He was one of the Morgan Stanley alums who helped Pandit start the hedge fund Old Lane in 2005. When Citi bought Old Lane in 2007, Leach stayed on as co-COO of the unit.

The word on Wall Street is: Brian Leach knows from risk. Before Citi and Old Lane, he was a career Morgan Stanley man, rising through the fixed income division to become the Risk Manager of the Institutional Securities Business. His time at Morgan Stanley was broken by a fourteen-month hiatus to sort out Long Term Capital Management’s liquidation, after the Greenwich-based hedge fund’s notorious disintegration. (Read More: Citigroup Buys Old Lane)

Of course, the hundreds of billions of dollars lost in the 2008 financial crisis, dwarfed the $4.5 billion dollar losses at LTCM. What did risk managers miss in the recent crisis? Leverage, according to Leach. There was so much borrowing at every level of the financial system, that it could amplify any wrong way bet into a systemic meltdown. With everyone from individuals to banks to regulators betting that real estate prices would continue to rise, the risk taking was lopsided.

The financial system is much safer today, in part because financial institutions have cut their borrowing and raised so much more capital, said Leach. They’ve also boosted the assets they can quickly turn into cash, he noted.
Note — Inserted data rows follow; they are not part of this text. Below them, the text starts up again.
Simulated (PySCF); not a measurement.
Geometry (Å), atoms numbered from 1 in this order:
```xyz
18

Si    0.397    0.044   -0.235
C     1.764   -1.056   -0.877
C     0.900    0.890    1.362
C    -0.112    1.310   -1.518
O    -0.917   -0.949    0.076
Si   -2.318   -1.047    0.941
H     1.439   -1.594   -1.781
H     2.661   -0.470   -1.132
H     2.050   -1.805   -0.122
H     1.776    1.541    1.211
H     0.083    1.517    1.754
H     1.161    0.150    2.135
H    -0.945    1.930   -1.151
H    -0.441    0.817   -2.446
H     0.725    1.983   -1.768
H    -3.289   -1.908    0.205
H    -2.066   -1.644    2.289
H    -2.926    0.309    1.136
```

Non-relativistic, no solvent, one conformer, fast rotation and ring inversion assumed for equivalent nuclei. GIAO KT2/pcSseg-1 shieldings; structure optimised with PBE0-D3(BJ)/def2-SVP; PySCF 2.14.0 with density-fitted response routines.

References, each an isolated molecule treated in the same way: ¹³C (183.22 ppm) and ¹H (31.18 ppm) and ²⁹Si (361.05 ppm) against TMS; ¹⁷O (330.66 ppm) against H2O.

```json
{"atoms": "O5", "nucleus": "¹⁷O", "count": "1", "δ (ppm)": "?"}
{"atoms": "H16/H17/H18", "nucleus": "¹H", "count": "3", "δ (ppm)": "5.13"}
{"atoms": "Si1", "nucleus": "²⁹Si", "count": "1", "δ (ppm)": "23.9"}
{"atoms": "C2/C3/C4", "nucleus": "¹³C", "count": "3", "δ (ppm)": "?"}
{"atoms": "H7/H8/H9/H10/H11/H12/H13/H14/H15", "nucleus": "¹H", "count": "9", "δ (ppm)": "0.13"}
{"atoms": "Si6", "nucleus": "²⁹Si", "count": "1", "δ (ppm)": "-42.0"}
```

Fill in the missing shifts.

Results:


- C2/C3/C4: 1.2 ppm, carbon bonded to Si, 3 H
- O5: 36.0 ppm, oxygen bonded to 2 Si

This added liquidity and capital are mandated by the Basel III accord that governs international standards for banks. Bolstering Basel III are the parts of the U.S.’s Dodd Frank legislation that make it possible to dismantle a really big financial institution that’s going to fail. (Read More: Inside America's Economic Crisis)

“You know I like to think risk managers would have embraced elements of Dodd-Frank on their own,” Leach explained. “The parts I am supportive of are the concepts of anything that would help institutions be resolvable.”

The job of risk managers is to try to keep the institutions they work for from getting into a situation where they need to be resolved by a government authority. At Citigroup, Leach has spent a lot of time and money on getting the right information systems in place to be able to look at risk from three different angles: product risk — specific to a type of financial instrument; geographic risk — specific to a particular country or region; and credit risk – specific to a company or a government borrower.

Triangulation is Leach’s word for it. He said for any given risk situation, he has three calls to make: one to the credit risk expert, one to the product risk expert and one to the regional risk officer.

All of these experts have to be close to the business units, according to Leach. Risk managers shouldn’t operate in a vacuum. They need to balance their risk concerns with the potential reward to the company, explained Leach. The reverse is true for the people who are laying on risk.

“The good traders, the best traders absolutely think about risk and reward,” said Leach. “They have a lifetime’s view of what is going to happen. Traders who are generally learning the craft often times underestimate the downside potential.” (Read More: Too Many Harvard MBAs Heading to Wall Street)

Ideally, controlling risk is a dialog between risk managers and traders, said Leach. Citi’s risk team has weekly or bi-weekly meetings for its institutional businesses. There are people who assess risk, and others who are controllers assigned to value the positions traders take. Both types of risk professionals have to be empowered to set limits and override traders’ on the value of their trades and the amount of capital they commit.

Deciding how to commit capital is the heart of risk management. The appetite for risk is something that every institution defines differently. Often, it gets down to how much money a firm is willing or able to lose on a given trade, business or division. It’s something bank boards weigh in on.

Once a bank sets its overall risk appetite, it can use its risk management team and data to assess whether it’s meeting its risk goals. Taking no risk makes no money, but excessive risk taking can end in disaster. In general, bankers use several tools to try to figure out how much risk their company is taking at any given time.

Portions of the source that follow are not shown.